Alexito's World

A world of coding 💻, by Alejandro Martinez

Speed up your PRs by splitting Danger in two

At the iOS team at Lifeworks we've been using Danger since its inception. We care about the etiquette of our PRs and the more that can be automated the better.

I love Danger so much that we use it for two different purposes, or at least, for things that have some technical differences.

  1. Danger makes sure that the PR itselfs follows standard rules. Our PR etiquette. This are things like including the JIRA ticket number on the title, a link on the description, overview, screenshoots, etc. Anything to make the life of the reviewers easier.
A bad PR
  1. After Xcode has finished building and testing Danger reports the results back to the PR.
Danger Xcode results

Note that we use Danger as part of our CI pipeline with Fastlane. I still haven't looked at Peril but I'm pretty sure that it would improve things.

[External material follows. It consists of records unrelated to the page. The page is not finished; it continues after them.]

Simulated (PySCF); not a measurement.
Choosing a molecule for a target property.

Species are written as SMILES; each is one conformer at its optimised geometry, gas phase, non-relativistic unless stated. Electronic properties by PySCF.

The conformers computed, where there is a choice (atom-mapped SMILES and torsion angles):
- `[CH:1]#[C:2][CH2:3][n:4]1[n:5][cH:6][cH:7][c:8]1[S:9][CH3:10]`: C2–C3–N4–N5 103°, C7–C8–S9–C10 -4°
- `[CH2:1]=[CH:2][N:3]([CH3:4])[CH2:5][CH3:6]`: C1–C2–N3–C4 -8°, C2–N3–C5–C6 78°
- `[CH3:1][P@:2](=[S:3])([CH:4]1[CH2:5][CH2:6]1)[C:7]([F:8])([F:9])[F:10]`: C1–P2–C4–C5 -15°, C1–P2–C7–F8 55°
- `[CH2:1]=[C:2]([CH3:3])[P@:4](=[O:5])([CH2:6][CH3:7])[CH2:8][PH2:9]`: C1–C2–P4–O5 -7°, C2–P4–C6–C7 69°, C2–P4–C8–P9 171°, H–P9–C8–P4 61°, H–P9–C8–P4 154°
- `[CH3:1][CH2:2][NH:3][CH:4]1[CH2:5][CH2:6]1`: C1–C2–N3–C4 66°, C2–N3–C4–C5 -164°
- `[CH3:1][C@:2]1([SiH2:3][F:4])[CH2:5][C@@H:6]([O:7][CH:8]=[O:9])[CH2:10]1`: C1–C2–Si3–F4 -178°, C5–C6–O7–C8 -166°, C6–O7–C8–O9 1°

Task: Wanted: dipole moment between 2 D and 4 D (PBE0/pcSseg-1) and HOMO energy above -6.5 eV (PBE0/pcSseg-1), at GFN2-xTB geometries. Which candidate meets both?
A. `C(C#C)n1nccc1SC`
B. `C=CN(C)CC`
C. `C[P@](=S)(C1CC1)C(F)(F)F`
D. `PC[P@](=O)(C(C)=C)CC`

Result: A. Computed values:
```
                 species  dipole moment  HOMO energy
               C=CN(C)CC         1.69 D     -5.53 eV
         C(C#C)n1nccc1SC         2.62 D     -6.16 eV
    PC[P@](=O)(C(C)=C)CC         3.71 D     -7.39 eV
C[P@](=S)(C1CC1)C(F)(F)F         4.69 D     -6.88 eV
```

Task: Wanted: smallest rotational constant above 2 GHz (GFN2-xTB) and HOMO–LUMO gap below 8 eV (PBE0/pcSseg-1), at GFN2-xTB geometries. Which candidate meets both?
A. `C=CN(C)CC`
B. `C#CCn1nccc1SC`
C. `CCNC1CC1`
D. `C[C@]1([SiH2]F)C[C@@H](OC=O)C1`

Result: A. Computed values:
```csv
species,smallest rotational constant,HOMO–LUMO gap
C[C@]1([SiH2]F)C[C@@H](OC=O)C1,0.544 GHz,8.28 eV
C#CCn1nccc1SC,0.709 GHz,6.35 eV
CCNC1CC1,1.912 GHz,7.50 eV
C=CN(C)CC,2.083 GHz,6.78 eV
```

The issue with the second use case is that it forces Danger to run after the build and tests have finished in order to have access to the Xcode results.

But if there are issues on the PR itself there is no need to wait for Xcode and get the results late, that's a waste of time.

Thankfully Danger and Fastlane allow you to run Danger multiple times!

You just need to tweak your Fastfile to execute two instances of Danger with a different IDs:

danger(
   danger_id: "PR",
   fail_on_errors: true
)

scan() // this takes a long time

danger(
	danger_id: "Build",
	dangerfile: "DangerfileXcode"
)
  • danger_id: This is an ID that Danger puts in its comment to know what to update in subsequent runs. It needs to be different otherwise the second execution of Danger would overwrite the comment of the first one.
  • dangerfile: This is the file name that Danger executes. By default is Dangerfile but you can specify a different one, and thus execute multiple things on each run.
  • fail_on_errors: This flag is really useful If you have some things on the first execution that are mandatory and that if they are not correct it doesn't make any sense to continue the execution. The side effect is that the CI won't be busy for no reason, which will make other PRs go faster or allow you to pay less on your CI bill.

One of the inconveniences, and the reason I mentioned Peril before, is because the Danger checks on the PR won't go away unless you make a new commit. This is because the CI pipeline only runs on commits, not on PR changes (which makes sense for Xcode results but not for PR etiquette).

I'm really happy with this setup as quick feedback in PRs is really important for our productivity. I take any opportunity I have to improve and automate our workflow and Danger is a big part of it.